I have been taking a long hard look at my life lately. And my relationship with God. And I felt I needed to write this to you all. Those of you who are on the journey that we all seem to take at one point or another in our life.
The spiritual journey. The wanting of more meaning in your life. The needing to live a life filled with purpose and not just existing.
Does that sound like you?
I remember when I first “woke up” to the fact that I was just existing in life. I wasn’t truly living. I was just working to pay the bills. And existing. And living that life on repeat year after year after year.
Then something started to wake up inside of me- that yearning for MORE.
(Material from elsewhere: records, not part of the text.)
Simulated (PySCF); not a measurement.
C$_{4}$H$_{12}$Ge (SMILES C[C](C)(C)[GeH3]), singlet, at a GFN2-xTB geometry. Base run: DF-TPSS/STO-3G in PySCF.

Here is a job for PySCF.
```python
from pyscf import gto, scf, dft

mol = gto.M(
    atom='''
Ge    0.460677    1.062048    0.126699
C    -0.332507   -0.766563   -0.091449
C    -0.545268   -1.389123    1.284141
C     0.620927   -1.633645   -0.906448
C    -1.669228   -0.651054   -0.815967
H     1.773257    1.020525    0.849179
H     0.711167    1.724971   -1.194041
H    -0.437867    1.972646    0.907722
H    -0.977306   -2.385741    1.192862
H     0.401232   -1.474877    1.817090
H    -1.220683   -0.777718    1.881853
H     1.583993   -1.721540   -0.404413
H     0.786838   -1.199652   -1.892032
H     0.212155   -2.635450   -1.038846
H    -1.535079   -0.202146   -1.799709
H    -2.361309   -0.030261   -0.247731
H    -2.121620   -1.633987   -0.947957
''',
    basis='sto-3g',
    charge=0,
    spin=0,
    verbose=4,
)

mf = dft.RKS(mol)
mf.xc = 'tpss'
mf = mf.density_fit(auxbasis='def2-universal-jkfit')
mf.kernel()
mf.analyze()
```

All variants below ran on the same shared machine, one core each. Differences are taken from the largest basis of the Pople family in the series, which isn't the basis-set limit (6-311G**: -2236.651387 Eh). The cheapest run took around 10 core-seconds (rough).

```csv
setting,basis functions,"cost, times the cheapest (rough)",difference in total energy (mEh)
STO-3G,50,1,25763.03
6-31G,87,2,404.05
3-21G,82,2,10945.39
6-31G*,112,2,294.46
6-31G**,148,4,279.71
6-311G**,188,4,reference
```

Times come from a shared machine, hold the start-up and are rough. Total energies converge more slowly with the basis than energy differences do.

I think we all have a yearning for a more purposeful life.
My Spiritual Awakening
When I first started on this journey was back in 2012. I have noticed so many other spiritual people online have also woken up in the same year.
This is my journey. And this is my story. So here goes.
Back in 2012 I was living in a run-down trailer with my then bf. I was working. I was existing. But I wanted more. I needed more to fill me spiritually.
I had always been a believer in Christ. From an early age, I was raised in the church. I had experienced miracles in my life.
Even though I considered myself a Christian, I hadn’t read the Bible all the way thru. So I made a goal of reading the whole Bible in 1 year.
The more I read & studied the Bible the more it touched something inside of me. My heart opened up.
I Had A Vision or Was It Just A Dream? You Decide
At the time, I had been reading/studying the Bible and watching anything I could about Jesus. I subscribed to Pure Flix. And loved to watch anything about the End Times.
Because in the Bible Jesus promises to come back.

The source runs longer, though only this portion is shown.